DETAILED ACTION
Notice of Pre-AIA or AIA Status
The present application, filed on or after March 16, 2013, is being examined under the first inventor to file provisions of the AIA .
Information Disclosure Statement
The information disclosure statements (IDS) submitted on March 12, 2024, June 19, 2024 and July 19, 2024 are in compliance with the provisions of 37 CFR 1.97. Accordingly, the information disclosure statements have been considered by the examiner.
CLAIM INTERPRETATION
The following is a quotation of 35 U.S.C. 112(f):
(f) Element in Claim for a Combination. – An element in a claim for a combination may be expressed as a means or step for performing a specified function without the recital of structure, material, or acts in support thereof, and such claim shall be construed to cover the corresponding structure, material, or acts described in the specification and equivalents thereof.
The following is a quotation of pre-AIA 35 U.S.C. 112, sixth paragraph:
An element in a claim for a combination may be expressed as a means or step for performing a specified function without the recital of structure, material, or acts in support thereof, and such claim shall be construed to cover the corresponding structure, material, or acts described in the specification and equivalents thereof.
The claims in this application are given their broadest reasonable interpretation using the plain meaning of the claim language in light of the specification as it would be understood by one of ordinary skill in the art. The broadest reasonable interpretation of a claim element (also commonly referred to as a claim limitation) is limited by the description in the specification when 35 U.S.C. 112(f) or pre-AIA 35 U.S.C. 112, sixth paragraph, is invoked.
As explained in MPEP 2181, subsection I, claim limitations that meet the following three-prong test will be interpreted under 35 U.S.C. 112(f) or pre-AIA 35 U.S.C. 112, sixth paragraph:
(A) the claim limitation uses the term “means” or “step” or a term used as a substitute for “means” that is a generic placeholder (also called a nonce term or a non-structural term having no specific structural meaning) for performing the claimed function;
(B) the term “means” or “step” or the generic placeholder is modified by functional language, typically, but not always linked by the transition word “for” (e.g., “means for”) or another linking word or phrase, such as "configured to" or "so that"; and
(C) the term “means” or “step” or the generic placeholder is not modified by sufficient structure, material, or acts for performing the claimed function.
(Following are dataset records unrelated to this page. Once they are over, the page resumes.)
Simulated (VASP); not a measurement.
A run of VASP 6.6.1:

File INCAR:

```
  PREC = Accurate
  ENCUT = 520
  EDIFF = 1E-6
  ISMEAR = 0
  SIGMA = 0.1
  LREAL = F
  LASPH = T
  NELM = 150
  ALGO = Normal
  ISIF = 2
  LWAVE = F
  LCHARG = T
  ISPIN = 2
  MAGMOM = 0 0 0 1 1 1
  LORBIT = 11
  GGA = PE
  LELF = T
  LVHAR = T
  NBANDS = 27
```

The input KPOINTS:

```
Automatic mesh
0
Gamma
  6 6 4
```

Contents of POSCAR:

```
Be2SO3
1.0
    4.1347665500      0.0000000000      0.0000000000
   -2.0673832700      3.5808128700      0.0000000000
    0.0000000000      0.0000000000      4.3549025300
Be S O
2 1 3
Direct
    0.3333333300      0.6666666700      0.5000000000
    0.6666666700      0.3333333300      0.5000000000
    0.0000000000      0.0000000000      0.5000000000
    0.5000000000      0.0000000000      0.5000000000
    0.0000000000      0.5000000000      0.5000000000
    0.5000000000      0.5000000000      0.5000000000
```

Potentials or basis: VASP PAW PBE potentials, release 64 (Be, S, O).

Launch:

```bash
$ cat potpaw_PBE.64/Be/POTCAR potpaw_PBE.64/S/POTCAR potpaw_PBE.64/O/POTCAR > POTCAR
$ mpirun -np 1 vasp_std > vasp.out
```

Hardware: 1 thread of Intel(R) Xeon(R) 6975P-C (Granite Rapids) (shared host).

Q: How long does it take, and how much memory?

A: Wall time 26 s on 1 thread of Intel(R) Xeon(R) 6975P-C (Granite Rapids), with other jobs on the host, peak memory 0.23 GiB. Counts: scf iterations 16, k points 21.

Use of the word “means” (or “step”) in a claim with functional language creates a rebuttable presumption that the claim limitation is to be treated in accordance with 35 U.S.C. 112(f) or pre-AIA 35 U.S.C. 112, sixth paragraph. The presumption that the claim limitation is interpreted under 35 U.S.C. 112(f) or pre-AIA 35 U.S.C. 112, sixth paragraph, is rebutted when the claim limitation recites sufficient structure, material, or acts to entirely perform the recited function.
Absence of the word “means” (or “step”) in a claim creates a rebuttable presumption that the claim limitation is not to be treated in accordance with 35 U.S.C. 112(f) or pre-AIA 35 U.S.C. 112, sixth paragraph. The presumption that the claim limitation is not interpreted under 35 U.S.C. 112(f) or pre-AIA 35 U.S.C. 112, sixth paragraph, is rebutted when the claim limitation recites function without reciting sufficient structure, material or acts to entirely perform the recited function.
Claim limitations in this application that use the word “means” (or “step”) are being interpreted under 35 U.S.C. 112(f) or pre-AIA 35 U.S.C. 112, sixth paragraph, except as otherwise indicated in an Office action. Conversely, claim limitations in this application that do not use the word “means” (or “step”) are not being interpreted under 35 U.S.C. 112(f) or pre-AIA 35 U.S.C. 112, sixth paragraph, except as otherwise indicated in an Office action.
Claim Objections
Claims 1-13 are objected to because of the following informalities: Claim 1 includes a period at the end of Line 5 on page 2 instead of a semicolon. Appropriate correction is required.
Claim Rejections - 35 USC § 112
The following is a quotation of 35 U.S.C. 112(b):
(b) CONCLUSION.—The specification shall conclude with one or more claims particularly pointing out and distinctly claiming the subject matter which the inventor or a joint inventor regards as the invention.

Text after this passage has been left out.